Journal of Science and Transport Technology Vol. 4 No. 3, 11-23
Journal of Science and Transport Technology
Journal homepage: https://jstt.vn/index.php/en
JSTT 2024, 4 (3), 11-23
Published online 04/09/2024
Article info
Type of article:
Original research paper
DOI:
https://doi.org/10.58845/jstt.utt.2
024.en.4.3.11-23
*Corresponding author:
Email address:
hienntt82@utt.edu.vn
Received: 09/07/2024
Revised: 28/07/2024
Accepted: 30/07/2024
Enhancing concrete structure maintenance
through automated crack detection: A
computer vision approach
Nha Huu Nguyen1, Thuy Hien Thi Nguyen2,*, Linh Gia Bui2, Hai-Bang Ly2
1Port Authority of Inland Waterway Area 1, VIWA, Vietnam
2University of Transport Technology, Hanoi 100000, Vietnam
Abstract: This paper presents the development of an Artificial Intelligence (AI)

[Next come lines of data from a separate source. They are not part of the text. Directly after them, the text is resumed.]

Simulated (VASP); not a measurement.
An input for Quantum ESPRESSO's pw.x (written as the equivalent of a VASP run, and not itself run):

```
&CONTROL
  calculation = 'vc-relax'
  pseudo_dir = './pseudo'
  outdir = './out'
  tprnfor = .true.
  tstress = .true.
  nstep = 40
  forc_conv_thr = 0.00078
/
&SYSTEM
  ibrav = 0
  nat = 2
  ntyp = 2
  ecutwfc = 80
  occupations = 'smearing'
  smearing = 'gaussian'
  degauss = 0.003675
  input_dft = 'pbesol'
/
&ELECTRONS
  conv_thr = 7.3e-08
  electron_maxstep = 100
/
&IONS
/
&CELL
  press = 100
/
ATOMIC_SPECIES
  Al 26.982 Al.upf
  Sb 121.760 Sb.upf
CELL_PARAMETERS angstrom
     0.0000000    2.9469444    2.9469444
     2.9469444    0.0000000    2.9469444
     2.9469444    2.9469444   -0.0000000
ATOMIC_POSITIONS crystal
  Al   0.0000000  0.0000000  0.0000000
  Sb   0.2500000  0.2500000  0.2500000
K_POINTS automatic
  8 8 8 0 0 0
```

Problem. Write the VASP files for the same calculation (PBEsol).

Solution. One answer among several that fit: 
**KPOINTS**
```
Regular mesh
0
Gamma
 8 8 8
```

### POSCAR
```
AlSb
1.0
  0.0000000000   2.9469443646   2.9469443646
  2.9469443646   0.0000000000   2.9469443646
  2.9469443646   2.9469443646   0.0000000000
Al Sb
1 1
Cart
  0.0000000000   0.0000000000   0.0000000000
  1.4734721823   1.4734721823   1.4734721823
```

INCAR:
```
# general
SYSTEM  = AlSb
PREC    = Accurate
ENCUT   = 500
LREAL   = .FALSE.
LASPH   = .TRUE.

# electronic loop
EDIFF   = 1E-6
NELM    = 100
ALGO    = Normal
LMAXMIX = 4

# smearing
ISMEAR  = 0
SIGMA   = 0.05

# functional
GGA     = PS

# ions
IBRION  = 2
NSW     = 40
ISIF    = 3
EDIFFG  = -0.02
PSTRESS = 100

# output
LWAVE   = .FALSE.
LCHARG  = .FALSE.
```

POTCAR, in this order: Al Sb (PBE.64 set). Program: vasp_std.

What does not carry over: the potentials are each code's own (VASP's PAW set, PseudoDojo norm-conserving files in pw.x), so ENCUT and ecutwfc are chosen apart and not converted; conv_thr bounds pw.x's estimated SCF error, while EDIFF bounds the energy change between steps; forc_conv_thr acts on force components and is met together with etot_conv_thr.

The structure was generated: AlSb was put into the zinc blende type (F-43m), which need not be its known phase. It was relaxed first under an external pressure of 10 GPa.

and Machine Learning (ML) model designed to detect cracks on concrete
surfaces. The objective is to enhance the automation, precision, and
performance of crack detection using the computer vision algorithm. Employing
a ML approach and the YOLOv9 algorithm, this study developed a system to
accurately identify concrete cracks from a diverse dataset. A total of 16,301
images of concrete surfaces, balanced between those with and without cracks,
were utilized. The dataset was split into various sets with different ratios to
ensure comprehensive model training. A transfer-learning methodology was
employed to optimize the model's performance. The accuracy of the model was
measured in each experiment to determine the optimal result. The most
successful experiment resulted in a model with a mean Average Precision
(mAP) of 94.6%, a Precision of 94.1%, and a Recall of 88.4%. These results
demonstrate the effectiveness of AI and ML in concrete crack detection.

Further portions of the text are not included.